What is the FCC?

The FCC was established in 1934 to oversee regulation of communications companies and related commerce. Growing out of the Federal Radio Commission, the FCC’s mission is to ensure the broadest possible access among the American people to communications-related services, including the Internet.


  1. Who they are

    The commission consists of five members appointed by the President and approved by the United States Senate. Commissioners serve five-year terms. To ensure diversity, only three commissioners can be from the same political party.

  2. What they do

    The FCC advocates for a media landscape that is fair and accessible. In practical terms, the user of a cell phone, a cable television subscriber, or a consumer using broadband Internet all have access to those services because the FCC granted companies the licenses and regulates how they operate.

  3. How they do it

    Through a web of bureaus and offices, the FCC reviews applications for broadcast licenses and mergers of communications companies with a focus on maintaining diversity of opinion presented in the media and with a check on monopolization. It also fields complaints from consumers about broadcast indecency and abusive business practices.

FCC best practices

  1. Stay on top of it

    There are hundreds of issues in front of the FCC at any given time and companies need to pay close attention to any decision that might impact their customers' ability to access information, especially Internet access.
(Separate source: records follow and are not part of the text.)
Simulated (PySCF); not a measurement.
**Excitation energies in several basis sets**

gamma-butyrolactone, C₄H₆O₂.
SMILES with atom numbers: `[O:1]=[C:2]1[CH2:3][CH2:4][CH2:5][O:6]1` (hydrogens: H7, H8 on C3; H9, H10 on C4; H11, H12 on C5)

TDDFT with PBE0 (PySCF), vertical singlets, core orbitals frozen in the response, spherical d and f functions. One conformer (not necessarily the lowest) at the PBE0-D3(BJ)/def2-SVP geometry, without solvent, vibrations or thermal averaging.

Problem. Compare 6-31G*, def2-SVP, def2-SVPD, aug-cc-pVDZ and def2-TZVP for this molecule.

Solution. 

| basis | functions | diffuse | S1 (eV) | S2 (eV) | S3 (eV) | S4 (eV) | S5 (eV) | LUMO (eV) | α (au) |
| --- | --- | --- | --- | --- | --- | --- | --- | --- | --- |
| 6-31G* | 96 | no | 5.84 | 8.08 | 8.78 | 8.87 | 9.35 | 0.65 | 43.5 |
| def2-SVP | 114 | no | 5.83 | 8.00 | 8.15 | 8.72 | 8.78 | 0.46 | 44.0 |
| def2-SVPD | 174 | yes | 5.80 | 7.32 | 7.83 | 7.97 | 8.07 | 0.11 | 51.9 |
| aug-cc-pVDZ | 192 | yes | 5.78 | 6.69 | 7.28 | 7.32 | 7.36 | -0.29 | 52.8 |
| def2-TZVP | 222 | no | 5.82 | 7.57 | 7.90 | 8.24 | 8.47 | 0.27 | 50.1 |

  2. Lobby for your side of an issue

    While the FCC functions as an independent agency, it offer periods of time prior to any decision when consumers can comment and have their voices heard. Companies can reach out to consumers and request that they advocate on behalf of the company's position on any given issue. Companies can also lobby their Senators, who must approve the appointments of FCC commissioners.

  3. Educate your consumers

    The FCC has its hands in a lot of pots, and it's possible an organization's consumers don't have a full picture of how the FCC operates. In addition to joining consumers in efforts to comment on specific policies, organizations have an opportunity to educate consumers about the FCC in a way that enhances brand relationships.